But Napoleon scoffed at whether Duggan's current neighborhood off Woodward, where estate-size homes were once the province of auto executives and Detroit's social elite, could give him the same perspective as the average Detroiter.

"Hell, no," he said. "Palmer Woods is not Detroit."

Mayor Dave Bing has not said whether he'll run for re-election. Others, however, have announced bids, including state Rep. Lisa Howze, D-Detroit, and state Rep. Fred Durhal, D-Detroit.

Napoleon spoke during a two-hour service that included calls to repeal the state's recent move to become a right-to-work state. Speakers called right to work an extension of the mentality that allowed slavery to be legal in America until the 13th Amendment was passed in 1865.

Abayomi Azikiwe, a member of the local Moratorium Now Coalition working to fight foreclosures, evictions and utility shut-offs, called upon organized labor to rally and hold a general work stoppage in protest of the new law.

He said the attack on labor, coming after the economic woes of the Great Recession, follows the exportation of jobs and capital to other markets and the loss of homes following the mortgage meltdown.

"This society is in deep crisis," he said before about 50 people. "They are coming to us and asking us to pay for the crisis we didn't create."

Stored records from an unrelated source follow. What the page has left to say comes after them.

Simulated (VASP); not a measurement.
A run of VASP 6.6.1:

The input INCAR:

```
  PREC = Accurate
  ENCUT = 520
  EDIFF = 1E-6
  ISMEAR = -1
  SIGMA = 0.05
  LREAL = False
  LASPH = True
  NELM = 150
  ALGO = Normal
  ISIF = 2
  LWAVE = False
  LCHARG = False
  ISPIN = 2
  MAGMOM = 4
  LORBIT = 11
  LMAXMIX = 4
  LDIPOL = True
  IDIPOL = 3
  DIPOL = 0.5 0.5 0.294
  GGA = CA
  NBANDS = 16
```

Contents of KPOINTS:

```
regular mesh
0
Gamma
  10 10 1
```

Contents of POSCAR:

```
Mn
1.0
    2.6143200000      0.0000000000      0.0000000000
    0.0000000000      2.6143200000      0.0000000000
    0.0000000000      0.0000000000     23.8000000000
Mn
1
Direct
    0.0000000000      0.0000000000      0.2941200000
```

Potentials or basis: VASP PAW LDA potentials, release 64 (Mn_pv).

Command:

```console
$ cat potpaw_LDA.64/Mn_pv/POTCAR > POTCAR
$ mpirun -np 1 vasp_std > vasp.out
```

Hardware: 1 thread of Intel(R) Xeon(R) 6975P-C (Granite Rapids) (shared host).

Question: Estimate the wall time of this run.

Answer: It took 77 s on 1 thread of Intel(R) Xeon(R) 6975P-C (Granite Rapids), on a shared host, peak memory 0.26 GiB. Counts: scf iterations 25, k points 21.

Napoleon, too, condemned the passage of right to work, saying his family has deep roots in the UAW. He was a spokesman for the failed Proposal 2, which sought to enshrine collective bargaining rights in the state constitution. The failure of Proposal 2 is blamed in part for the push of right-to-work legislation in the lame-duck session of the state Legislature.

But his focus was on his likely mayoral run and what the 2013 election will mean for the city.

"This is where we make our stand. This is a defining moment for Detroit," he said. "I'm going to run (on the belief) that Detroiters can reimagine Detroit for Detroiters."